Bun uses process.on for signals, same as Node. The server.stop() method stops the server. You can pass true to forcefully close active connections: server.stop(true).

The pattern is the same everywhere

Regardless of the runtime, the sequence is always:

  1. Listen for SIGTERM and SIGINT
  2. Stop accepting new connections
  3. Wait for in-flight requests to complete
  4. Close your own resources (database, caches, queues)
  5. Exit the process

The API names differ (close(), shutdown(), stop()), but the concept is identical. srvx abstracts over all three runtimes, which is why our project uses it. But understanding how each runtime works underneath helps when you are debugging shutdown issues or working on a project that does not use srvx.

Testing graceful shutdown

You can test this manually. Start the server, send a request, and send SIGTERM before the request completes:

# Start the server
node dist/server.js &
SERVER_PID=$!

# Send a long-running request
curl http://localhost:3000/slow-endpoint &

# Send SIGTERM
kill -SIGTERM $SERVER_PID

# The server should:
# 1. Log "SIGTERM received"
# 2. Stop accepting new connections
# 3. Wait for the slow request to complete
# 4. Close the database
# 5. Exit

If you see the shutdown messages in order and the slow request gets a response, graceful shutdown is working.

Exercises

Exercise 1: Add the graceful shutdown handler with custom cleanup. Start the server. Press Ctrl+C. Verify the shutdown log messages appear in order.

Exercise 2: Start a long-running request (add a route with a 5-second setTimeout). Send SIGTERM during the request. Verify the request completes before the server exits.

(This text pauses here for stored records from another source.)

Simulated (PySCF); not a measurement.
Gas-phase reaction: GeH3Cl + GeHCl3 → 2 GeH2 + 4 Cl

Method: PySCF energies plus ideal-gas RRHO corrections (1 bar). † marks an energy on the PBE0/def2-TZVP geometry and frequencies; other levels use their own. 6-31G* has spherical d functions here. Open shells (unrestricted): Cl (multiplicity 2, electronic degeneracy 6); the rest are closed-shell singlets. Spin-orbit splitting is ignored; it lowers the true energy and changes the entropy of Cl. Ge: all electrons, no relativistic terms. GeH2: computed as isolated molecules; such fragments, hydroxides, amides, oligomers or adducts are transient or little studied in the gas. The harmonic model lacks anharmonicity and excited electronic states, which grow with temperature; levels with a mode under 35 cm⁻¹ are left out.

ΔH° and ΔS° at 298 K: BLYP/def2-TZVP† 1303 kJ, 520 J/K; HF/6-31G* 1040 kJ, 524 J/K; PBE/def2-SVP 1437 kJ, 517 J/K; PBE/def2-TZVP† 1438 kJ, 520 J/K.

Exercise 3: Set the shutdown timeout to 2 seconds. Start a 5-second request. Send SIGTERM. Verify the forced exit fires after 2 seconds.

Graceful shutdown handles the planned exit. But what about unplanned exits? What happens when an error escapes everything, even the global error handler? Next, we will cover the last safety net: uncaught exceptions and unhandled rejections.

Why does graceful shutdown stop accepting new connections before closing existing ones?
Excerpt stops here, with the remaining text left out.